One argument in regard to Donald Trump's possible election as this nation's president is how capable he would be and how his temperament might play out in his role as commander in chief. It seems that more often he is guided by his instinct, by his intuition to make what he would believe to be the right decisions. He would make America great again.
On Aug. 5, 1945, at 7:45 a.m., 71 years ago, when people went to work and students went to school, an atomic bomb was dropped on the Japanese city of Hiroshima, killing some 10,000 humans beings, old and young, men, women, mothers, fathers, children. Several days later another bomb was dropped on Nagasaki destroying the city with thousands of human victims.
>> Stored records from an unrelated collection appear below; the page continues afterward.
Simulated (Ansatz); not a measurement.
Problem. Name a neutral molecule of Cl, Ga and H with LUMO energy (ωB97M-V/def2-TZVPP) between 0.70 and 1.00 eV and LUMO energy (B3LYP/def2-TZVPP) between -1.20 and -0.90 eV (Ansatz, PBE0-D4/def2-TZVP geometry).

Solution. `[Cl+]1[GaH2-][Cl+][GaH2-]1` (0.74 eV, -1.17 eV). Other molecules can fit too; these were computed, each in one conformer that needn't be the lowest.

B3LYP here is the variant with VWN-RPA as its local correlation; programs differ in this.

It was President Harry S. Truman who made this fateful decision while attending the important Potsdam Conference deliberating European affairs with the allied leaders Winston Churchill and Joseph Stalin. While attending the conference trying to settle significant European and especially German post-war issues, he kept in touch with the progress developing an atomic bomb, the Manhattan Project. When he was informed that the atomic bomb was ready to be used, he discussed this matter with his secretary of defense, with his secretary of state, with his chief of the general staff, and with General Dwight Eisenhower. In the end, the decision was his as commander in chief of the United States Armed Forces,
President Truman was a rational person making decisions as a rationally thinking person who was considering the interest of the United States within our global responsibilities. When he attended a military ceremony in Berlin when U.S. troops officially assumed control of a sector of the occupied city, he emphasized in an emotional speech that the United States' goal in this war was to bring "peace and prosperity to the world."